I have a very strange problem. I am running the code below (omptest.cuf) for:
export OMP_NUM_THREADS=3
I have 3 NVIDIA graphics cards, so I am attaching one card to each openMP thread.
I am compiling the code with:
pgfortran omptst.cuf -mp
Now, if I run the code as it stands, the code hangs - it tells me that all three cards have been initialized - but it just sits there.
However, if I comment out the call to curk4 with argument Fdev (see my comments in the code) , the code finishes, almost instantaneously as it should as the code doesn’t actually do anything. Notice though that there is a return statement before this call. Commenting out the call should make no difference at all!
Anyone got any idea what’s going on? Is this me, or a compiler bug?
Rob.
module curk4_mod
use cudafor
implicit none
contains
! Kernel subroutines:
subroutine curk4( Fdev )
use prec_mod
implicit none
real( gpu ), device, intent(in) :: Fdev(2)
print*,'Dont even bother to call a kernel function....'
end subroutine curk4
! OMP wrapper:
subroutine omptst( F )
use prec_mod
use cudafor
implicit none
real (gpu) :: F (2)
real (gpu), device :: Fdev(2)
integer :: iflag,idev
return
!-----------------------
! If I comment out this next line, the code finishes.
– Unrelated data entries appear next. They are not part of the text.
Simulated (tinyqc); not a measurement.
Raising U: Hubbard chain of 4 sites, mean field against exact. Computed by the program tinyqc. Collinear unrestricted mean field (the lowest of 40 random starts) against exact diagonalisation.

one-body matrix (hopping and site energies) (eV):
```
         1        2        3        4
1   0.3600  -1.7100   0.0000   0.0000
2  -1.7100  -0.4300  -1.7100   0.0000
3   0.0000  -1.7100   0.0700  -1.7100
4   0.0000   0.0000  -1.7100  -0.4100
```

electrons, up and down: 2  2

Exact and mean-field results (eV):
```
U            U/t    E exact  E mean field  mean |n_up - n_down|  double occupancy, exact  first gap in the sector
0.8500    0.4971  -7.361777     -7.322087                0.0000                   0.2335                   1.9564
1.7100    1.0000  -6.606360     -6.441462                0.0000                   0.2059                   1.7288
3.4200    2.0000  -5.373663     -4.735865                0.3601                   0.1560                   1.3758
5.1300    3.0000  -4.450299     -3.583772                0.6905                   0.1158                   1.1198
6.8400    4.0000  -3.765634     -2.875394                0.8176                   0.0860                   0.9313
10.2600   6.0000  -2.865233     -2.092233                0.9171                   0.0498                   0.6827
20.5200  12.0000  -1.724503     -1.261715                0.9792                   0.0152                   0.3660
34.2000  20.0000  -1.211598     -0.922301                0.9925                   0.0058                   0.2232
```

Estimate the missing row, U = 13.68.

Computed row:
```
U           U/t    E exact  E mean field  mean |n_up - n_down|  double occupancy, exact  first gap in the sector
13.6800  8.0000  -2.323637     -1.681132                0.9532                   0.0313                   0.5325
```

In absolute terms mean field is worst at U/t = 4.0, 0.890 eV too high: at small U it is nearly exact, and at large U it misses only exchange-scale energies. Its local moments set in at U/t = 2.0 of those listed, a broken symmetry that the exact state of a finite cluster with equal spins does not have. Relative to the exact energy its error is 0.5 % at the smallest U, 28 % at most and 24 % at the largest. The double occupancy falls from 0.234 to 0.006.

! If I leave it in, the code hangs - even though there is a return
! statement above!
!-----------------------
call curk4( Fdev )
end subroutine
end module curk4_mod
program wrapper
use cudafor
use prec_mod
use curk4_mod
implicit none
integer :: i,j
integer :: numDev, iflag
real :: F(2),F2(2)
!$OMP PARALLEL PRIVATE(i,F2,iflag) SHARED(F)
!$OMP DO
do i=0,2
iflag = cudaSetDevice(i)
print*,'Device ',i,' set'
F2 = F
call omptst( F2 )
enddo
!$OMP END DO
!$OMP END PARALLEL
iflag = cudaThreadSynchronize()
print*,'Finished.'
end